Benjamin Lowe, Monash
Two-dimensional (2D) and layered electronic materials characterized by a kagome lattice, whose valence band structure includes two Dirac bands and one flat band, can host a wide range of tunable topological and strongly correlated electronic phases. Here, direct experimental evidence of strong electron–electron Coulomb interactions in a 2D metal–organic framework (MOF) is reported. The MOF consists of 9,10-dicyanoanthracene (DCA) molecules arranged in a kagome structure via coordination with copper (Cu) atoms. The presence of local magnetic moments at DCA and Cu sites of the MOF has previously been shown on Ag(111) – a signature of electron correlations within the MOF.

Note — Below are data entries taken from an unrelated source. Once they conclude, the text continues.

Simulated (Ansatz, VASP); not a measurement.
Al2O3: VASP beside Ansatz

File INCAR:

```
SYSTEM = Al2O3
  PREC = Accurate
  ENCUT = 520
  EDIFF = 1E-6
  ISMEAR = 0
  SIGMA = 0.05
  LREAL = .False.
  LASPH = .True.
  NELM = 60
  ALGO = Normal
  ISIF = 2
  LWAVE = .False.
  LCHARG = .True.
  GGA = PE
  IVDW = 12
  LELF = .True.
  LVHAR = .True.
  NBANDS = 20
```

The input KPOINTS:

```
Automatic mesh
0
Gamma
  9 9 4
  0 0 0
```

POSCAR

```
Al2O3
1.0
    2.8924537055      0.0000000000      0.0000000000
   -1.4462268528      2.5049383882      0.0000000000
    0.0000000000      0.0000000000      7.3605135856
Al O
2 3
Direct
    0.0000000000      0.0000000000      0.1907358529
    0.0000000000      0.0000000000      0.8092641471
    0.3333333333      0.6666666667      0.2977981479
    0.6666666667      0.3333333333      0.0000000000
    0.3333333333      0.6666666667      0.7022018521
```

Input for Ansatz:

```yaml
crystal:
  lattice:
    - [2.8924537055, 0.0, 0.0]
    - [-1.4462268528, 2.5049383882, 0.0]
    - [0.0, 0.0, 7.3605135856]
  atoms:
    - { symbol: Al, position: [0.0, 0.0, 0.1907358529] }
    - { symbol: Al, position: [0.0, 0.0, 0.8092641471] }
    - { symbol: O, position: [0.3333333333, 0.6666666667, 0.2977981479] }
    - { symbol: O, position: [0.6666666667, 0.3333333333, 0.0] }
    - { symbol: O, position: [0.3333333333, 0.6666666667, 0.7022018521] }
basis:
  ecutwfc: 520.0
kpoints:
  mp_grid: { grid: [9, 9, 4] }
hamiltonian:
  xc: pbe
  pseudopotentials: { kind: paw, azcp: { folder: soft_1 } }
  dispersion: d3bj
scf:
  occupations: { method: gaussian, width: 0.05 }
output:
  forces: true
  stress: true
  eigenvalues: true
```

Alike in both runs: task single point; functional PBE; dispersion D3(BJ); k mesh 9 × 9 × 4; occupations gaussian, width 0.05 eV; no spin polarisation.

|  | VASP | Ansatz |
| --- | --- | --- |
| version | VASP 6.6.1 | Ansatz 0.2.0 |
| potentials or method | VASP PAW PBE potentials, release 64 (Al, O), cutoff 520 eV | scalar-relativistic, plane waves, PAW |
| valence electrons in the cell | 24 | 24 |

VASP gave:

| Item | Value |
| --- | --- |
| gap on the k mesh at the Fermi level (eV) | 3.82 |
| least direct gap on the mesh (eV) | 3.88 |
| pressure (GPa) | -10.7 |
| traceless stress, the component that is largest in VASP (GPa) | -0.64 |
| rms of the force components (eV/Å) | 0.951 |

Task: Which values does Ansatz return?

Here, via scanning tunnelling spectroscopy, we directly observe a ~200 meV bandgap associated with the formation of a Mott insulating phase within the MOF grown in an electronically decoupled environment on a monolayer of insulating hexagonal boron nitride (hBN). Furthermore, we can control metal-insulator transitions by changing electron filling of the kagome bands. These are promising findings for controlling correlated electronic phases in 2D organic materials with the potential for nanoelectronics and spintronics technologies.
About the presenter
Benjamin Lowe is a PhD student at Monash University where he works in Research theme 1 with A/Prof Agustin Schiffrin studying the self-assembly of metal-organic systems using a state-of-the-art scanning probe microscopy (SPM)facility that allows metal-organic systems to be engineered and probed with atomic-scale precision. He seeks to develop systems with electronic and opto-electronic properties that are of interest both fundamentally and for prospective electronics applications.